Monday, 23 January 2017
Last updated 11 min ago
Nov 11 2005 | 8:05pm ET
By Deirdre Brennan
With the cost of fuel at the pumps hovering around $60 a barrel and fears that the war in Iraq and the recent spate of hurricanes may keep prices high in the near-term, analysts are taking a closer look at alternative energy, predicting the sector will see strong, sustainable growth in the coming years.
David Kurzman, a former alternative energy analyst and founder of New York hedge fund Kurzman Partners, thinks that this sector is ripe for growth, and is readying to launch his second fund, The Kurzman Clean Tech Fund, early next year.

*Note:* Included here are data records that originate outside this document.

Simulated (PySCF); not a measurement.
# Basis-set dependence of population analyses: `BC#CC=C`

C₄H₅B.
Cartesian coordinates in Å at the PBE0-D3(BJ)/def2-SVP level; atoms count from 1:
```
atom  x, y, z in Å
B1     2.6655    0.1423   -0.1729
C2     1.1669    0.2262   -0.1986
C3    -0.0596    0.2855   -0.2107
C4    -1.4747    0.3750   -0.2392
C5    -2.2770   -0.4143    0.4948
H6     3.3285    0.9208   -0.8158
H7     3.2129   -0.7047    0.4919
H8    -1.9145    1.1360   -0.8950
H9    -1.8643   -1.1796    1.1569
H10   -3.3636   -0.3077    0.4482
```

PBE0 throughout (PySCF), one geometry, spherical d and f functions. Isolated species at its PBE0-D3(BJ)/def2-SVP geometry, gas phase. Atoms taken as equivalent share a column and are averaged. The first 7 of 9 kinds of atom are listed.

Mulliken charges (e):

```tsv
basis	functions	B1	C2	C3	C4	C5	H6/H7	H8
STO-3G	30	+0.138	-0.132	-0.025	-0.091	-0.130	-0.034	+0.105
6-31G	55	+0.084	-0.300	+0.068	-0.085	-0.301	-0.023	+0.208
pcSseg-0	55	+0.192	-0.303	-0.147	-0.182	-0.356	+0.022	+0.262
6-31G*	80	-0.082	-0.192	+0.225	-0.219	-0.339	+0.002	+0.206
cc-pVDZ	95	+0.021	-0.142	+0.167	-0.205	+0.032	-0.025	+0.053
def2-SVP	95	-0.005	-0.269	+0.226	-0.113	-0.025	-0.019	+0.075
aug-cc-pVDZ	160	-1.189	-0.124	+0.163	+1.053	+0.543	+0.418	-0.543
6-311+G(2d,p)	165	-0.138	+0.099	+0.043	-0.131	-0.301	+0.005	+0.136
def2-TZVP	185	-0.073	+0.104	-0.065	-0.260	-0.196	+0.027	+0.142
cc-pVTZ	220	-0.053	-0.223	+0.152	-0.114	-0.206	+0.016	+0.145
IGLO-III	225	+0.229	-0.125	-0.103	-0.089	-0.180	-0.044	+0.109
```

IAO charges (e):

"The Kurzman Clean Tech Fund is an idea that I toyed with back in June and that I've resurrected now because I think the time is right," he says. His new fund will focus on investing in alternative energy companies and complementary companies that use clean technologies, such as manufacturing, filtration and transportation firms.
"I'm going to really try to balance the investments though, not just on the sole, high-play, high-risk volatility, but also some industry leaders in clean tech."
According to Kurzman, the objective of his new fund is to make long-term, value-oriented investments that generate after-fee returns in excess of the S&P 500 Index. To this end, he will only invest in businesses that generate significant and growing free-cash flow, and he plans to use little to no leverage to achieve returns.
"In fact, I haven't used any leverage to date," he says, referring to his first fund, the Kurzman Partners fund, which had an average annual total return of 17% after fees for the period ending June 30. "I am not intending this to be a market neutral strategy. Nobody is paying me to short an index for them, they can go and do that themselves. What they are paying me for is to find really fantastic companies with even better management."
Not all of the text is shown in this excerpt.